PostgreSQL also offers functions for text search: the basic wildcard search using the LIKE keyword. Other tools include regex, Levenshtein distance, trigrams, and phonetic matching, useful for handling partial matches and typos. It also provides simple NLP features to handle stemming (useful for plurals) and remove stopwords. It can also store embeddings and retrieve rows based on vector distances.
HBase is a column-oriented NoSQL database, an open-source version of Google’s BigTable. It’s recommended for use when your data is big enough to require at least five nodes to store it, and it’s a bad idea for data that’s only on the scale of gigabytes, not terabytes or petabytes.
The basic structure of HBase is centered on a row key. The concepts of rows and columns in HBase differ from those in other databases; you can think of a row as an index into another key-value database, where each column then acts as a key to another value. There aren’t any predefined data types, so values are just blobs of bytes.
You can modify a table’s columns with the console command-line tool, but to insert rows, you need to run a Ruby script. One use case is indexing Wikipedia pages with their content and links. HBase uses a bloom filter to quickly check if a row already exists. When a column becomes too large, it automatically divides the data across different nodes.
You can operate HBase on the cloud using AWS Elastic MapReduce (EMR) clusters. Its strength lies in scaling up to many nodes, but its capabilities are somewhat limited, so it’s not the best choice for smaller data sets.
MongoDB is kind of the opposite of SQL: while SQL forces your data to fit a neatly defined schema, MongoDB makes very few assumptions about the form of the data you want to store (since there is no fixed schema). This offers flexibility, but you might face issues later on, especially if there are typos in the fields, as it won’t complain.
When running MongoDB on multiple nodes, there’s always one primary, and the rest are replicas. If a network partition occurs, a new primary is automatically elected and will be unique. However, it’s recommended to have an odd number of nodes to ensure a unique primary can be elected. MongoDB also features the GridFS distributed file system.

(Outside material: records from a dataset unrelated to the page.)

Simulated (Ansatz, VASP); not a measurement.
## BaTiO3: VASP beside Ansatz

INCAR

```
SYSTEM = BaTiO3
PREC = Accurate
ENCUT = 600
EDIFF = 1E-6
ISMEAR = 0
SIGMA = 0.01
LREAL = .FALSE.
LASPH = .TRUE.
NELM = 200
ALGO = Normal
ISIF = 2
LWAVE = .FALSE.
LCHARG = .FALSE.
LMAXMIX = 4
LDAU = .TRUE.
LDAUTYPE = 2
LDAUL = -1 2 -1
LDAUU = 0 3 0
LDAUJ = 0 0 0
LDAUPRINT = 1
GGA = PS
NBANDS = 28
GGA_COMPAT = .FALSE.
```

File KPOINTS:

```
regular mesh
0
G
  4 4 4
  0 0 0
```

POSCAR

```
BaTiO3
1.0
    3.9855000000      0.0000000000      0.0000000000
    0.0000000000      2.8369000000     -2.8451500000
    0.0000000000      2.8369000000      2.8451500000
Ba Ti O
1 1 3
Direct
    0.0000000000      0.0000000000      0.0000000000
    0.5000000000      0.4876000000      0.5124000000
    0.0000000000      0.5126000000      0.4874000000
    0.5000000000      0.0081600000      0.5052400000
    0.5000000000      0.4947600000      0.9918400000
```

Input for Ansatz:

CouchDB is designed to be robust and consistent. It uses an append-only storage model, where for each update, you need to supply the previous revision of the document, and if the update doesn’t match (because somebody else wrote to the document before you), the update will fail since the revisions don’t match.
It offers a RESTful interface for adding, modifying, and retrieving documents, you can query it including parameters to specify filtering options, you can make HTTP requests directly, or you can use a driver library like for Ruby. A view is implemented as a function that runs over all documents, applies a filter, and emits documents after transforming the data. More advanced views can be implemented with reducers in a framework similar to MapReduce, where the reducer processes all of the rows with the same keys.
You can monitor the database for changes, either in a streaming fashion with long polling or non-streaming to just catch the latest changes. CouchDB supports multi-master replication. Instead of having a single master and replicas, all nodes act as masters. When there’s a conflict, it uses a deterministic algorithm to choose the winner; the losing state (the one not chosen in a conflict) is saved and can be recovered later using application-specific logic.
Neo4j is a graph database, so instead of rows of data in a table, it represents data as either nodes or relationships between nodes. Each node or relationship can have an arbitrary amount of other data attached to it. You can interact with the database using the Cypher language, where each statement has a pattern matching syntax followed by instructions on what to do with nodes that match a given pattern, eg, retrieving nodes that have a certain label. The database is mostly schemaless, but you can create an index to quickly retrieve nodes from fa field or ensure that they are unique. Cypher is not the only way to interact with the database; you can also make HTTP requests or some combination of HTTP and Cypher.
The main strength of Neo4j is its ability to do complex pattern matching, eg: the star pattern can match multiple jumps between nodes, or you can find all nodes within a certain distance of a root node, without writing any kind of graph traversal logic. An example is finding what percentage of the graph is within two degrees of separation from a given node, and this can be done using one query.
For replication, Neo4j uses a single master pattern. You can spin up slaves to increase the capacity for reads but not writes. When the master goes down, the rest are able to automatically elect a new master. There is no sharding, so each node has a full copy of all the data.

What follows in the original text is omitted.